On Mon, 30 Jan 2012 14:26:00 +0000, Paolo Castagna 
<[email protected]> said:

    paolo> Welcome William.

Thank you.

    paolo> When possible, I do this sort of things locally. I get a
    paolo> copy of the data I need or small slices of it, I load
    paolo> everything in TDB and run my SPARQL queries locally.

Right. However for my applications (!!!) I don't want to do this
because:

  1. I cannot count on the remote data being available in bulk since
     some publishers habitually only make SPARQL endpoints available
     and not dumps.
  2. I don't know beforehand which slices of the data I will need,
     if I knew this I wouldn't need to run the query.
  3. I cannot count on having my own temporary local store to put
     intermediate results into.

    paolo> Looking at HttpQuery.java [1] that seems to me to be the
    paolo> case (and it is probably ok for the majority of use cases).

Perhaps. Although fixing this would improve performance by a
significant amount and should not break anything existing. And it
ought to be simple.

    paolo> See also/related:

    paolo>  "This feature is a basic building block to allow remote
    paolo> access in the middle of a query, not a general solution to
    paolo> the issues in distributed query evaluation...
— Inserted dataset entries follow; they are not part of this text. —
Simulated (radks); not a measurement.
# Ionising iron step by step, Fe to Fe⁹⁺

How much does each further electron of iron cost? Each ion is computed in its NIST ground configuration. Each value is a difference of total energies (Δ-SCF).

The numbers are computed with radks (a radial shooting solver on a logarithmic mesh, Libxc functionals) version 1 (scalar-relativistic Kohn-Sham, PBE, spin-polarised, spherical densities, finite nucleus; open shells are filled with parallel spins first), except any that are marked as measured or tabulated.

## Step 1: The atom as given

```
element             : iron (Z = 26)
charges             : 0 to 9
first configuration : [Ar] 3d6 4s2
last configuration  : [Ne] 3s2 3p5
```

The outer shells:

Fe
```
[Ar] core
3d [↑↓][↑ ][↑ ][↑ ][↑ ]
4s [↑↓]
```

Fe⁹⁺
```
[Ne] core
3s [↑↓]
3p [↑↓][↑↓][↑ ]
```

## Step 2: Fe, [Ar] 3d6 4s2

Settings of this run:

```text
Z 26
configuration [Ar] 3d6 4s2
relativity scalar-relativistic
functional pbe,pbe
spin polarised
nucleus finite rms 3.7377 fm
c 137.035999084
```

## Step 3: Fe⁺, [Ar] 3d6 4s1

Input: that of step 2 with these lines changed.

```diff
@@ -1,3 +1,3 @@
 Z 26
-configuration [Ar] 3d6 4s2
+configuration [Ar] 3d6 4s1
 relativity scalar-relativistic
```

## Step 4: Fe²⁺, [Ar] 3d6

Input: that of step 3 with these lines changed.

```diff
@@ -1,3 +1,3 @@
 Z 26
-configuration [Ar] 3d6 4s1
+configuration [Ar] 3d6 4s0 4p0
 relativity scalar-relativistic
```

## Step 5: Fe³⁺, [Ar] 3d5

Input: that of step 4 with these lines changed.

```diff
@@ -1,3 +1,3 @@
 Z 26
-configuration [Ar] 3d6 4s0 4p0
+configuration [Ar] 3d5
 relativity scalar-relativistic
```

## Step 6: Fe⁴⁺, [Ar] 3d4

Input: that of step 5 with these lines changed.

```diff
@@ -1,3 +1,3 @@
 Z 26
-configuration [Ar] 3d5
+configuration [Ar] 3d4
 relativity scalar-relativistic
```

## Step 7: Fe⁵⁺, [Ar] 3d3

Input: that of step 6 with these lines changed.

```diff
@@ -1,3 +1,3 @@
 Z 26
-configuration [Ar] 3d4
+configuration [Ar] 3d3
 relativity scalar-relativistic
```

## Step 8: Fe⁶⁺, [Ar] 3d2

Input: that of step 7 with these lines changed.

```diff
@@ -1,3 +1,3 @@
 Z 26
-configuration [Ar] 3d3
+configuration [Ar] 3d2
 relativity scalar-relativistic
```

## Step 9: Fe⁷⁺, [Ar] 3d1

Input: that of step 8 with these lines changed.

Yes, I realise this and have read that caveat. I understand quite well
about pattern selectivity and the like.

I am perfectly happy for the query to take a long time to run as a
batch job as long as it doesn't consume a lot of RAM and that a
recoverable failure (e.g. of the HTTP response code 5XX kind not 4XX)
doesn't cause the whole thing to fail and lose the work already done.
"doesn't consume a lot of RAM" probably means "write results to
persistant storage or a file descriptor incrementally". That would
make Jena/ARQ useable in my application.